The US State Department spokesperson Victoria Nuland made some odd comments on the South China Sea last month. "We don't think that [the South China Sea] issue … can be resolved through a series of bilateral intersections," she said. "We don't think that cutting deals with these countries individually is going to work, let alone be the expedient way or the best way under international law to get this done."
She continued: "Bilateral diplomacy that leads to, and is supportive of, an overall multilateral deal where all of the claimants are satisfied and the arrangement that emerges is supportable under international law is fine. But an effort to divide and conquer and end up with a competitive situation among the different claimants is not going to get where we need to go."
The implications of her statement are clear: one, on the South China Sea, issues have to be resolved through multilateral means; and two, any efforts at bilateral negotiation could be interpreted as an attempt to divide and conquer.
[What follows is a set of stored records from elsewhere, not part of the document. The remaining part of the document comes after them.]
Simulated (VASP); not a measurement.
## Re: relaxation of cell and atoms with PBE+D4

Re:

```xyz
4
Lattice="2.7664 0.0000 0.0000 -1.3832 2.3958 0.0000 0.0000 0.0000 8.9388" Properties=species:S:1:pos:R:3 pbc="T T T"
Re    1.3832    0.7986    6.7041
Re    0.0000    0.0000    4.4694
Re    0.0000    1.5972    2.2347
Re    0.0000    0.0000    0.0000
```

This is really odd. It's pretty hard to find on what grounds she could draw such conclusions.
It rather seemed Nuland must have been poorly informed about the South China Sea issues.
At the core of the issue are two categories of disputes - namely, territorial disputes around certain islands, reefs or shoals of the Nansha Islands (Spratlys), and disputes related to maritime jurisdiction in some parts of the sea area.
How such disputes should be settled is always a decision for parties to the disputes. And international practice widely provides that negotiation between the parties directly concerned is always the best way and a priority choice under international law.
For example, the Charter of the United Nations stipulates that the parties to any dispute shall seek a solution through negotiation.
The 1982 UN Convention on the Law of the Sea provides that maritime delimitation shall be effected by agreements on the basis of international law.
And only if no agreement can be reached within a reasonable period of time shall the states concerned resort to other procedures. There are hardly any grounds in international law for multilateral solutions to such disputes. If any of these disputes had to be settled multilaterally, with the involvement of parties without a direct concern, it would only lead to chaos in the current international order.
The claim that seeking bilateral negotiations is a technique to divide and conquer is another preposterous remark. It is a precondition that there must be a unified position or a union to be divided.
But as far as territorial and maritime disputes are concerned, does Asean, for example, present a unified position? Is it necessary for the Association of Southeast Asian Nations to form a union on South China Sea disputes? What good would such a union be in maintaining peace and stability in the South China Sea if China, a major party to the disputes, was excluded?
In fact, there is an existing and much better unified position among China and Asean nations regarding the South China Sea issues, which is reflected in the Declaration on the Conduct of Parties in the South China Sea.
We only need to faithfully implement that document. It states that, "the parties concerned undertake to resolve their territorial and jurisdictional disputes by peaceful means, without resorting to the threat or use of force, through friendly consultations and negotiations by sovereign states directly concerned".
Obviously, Nuland's statements run counter to this consensus, which right now is only defended by China and some Asean countries. It might be more reasonable to ask whether the United States is playing the game of divide and conquer.
Take other examples. Turkey has territorial disputes with Greece, a member of the European Union.
Does it mean that Turkey should negotiate with the EU rather than directly with Greece? If it doesn't, will Turkey be accused of plotting to divide and conquer?
And there are maritime delimitation problems between the United States and certain Caribbean countries. Therefore, should the US negotiate with the Caribbean Community rather than with the individual country concerned?
Some people may argue that China is a special case because of its size and fast pace of development. And it's natural to doubt that any insistence on bilateral negotiations by China is a conspiracy, to take advantage of the smaller countries.
If this is the case, then it is more natural to ask the US, the sole superpower on this globe, to exercise maximum restraint and make the utmost compromises in its dealings with any country in the world.
At least the US should watch what it says when it comes to the South China Sea issue.
This doesn't seem to be an excessive demand.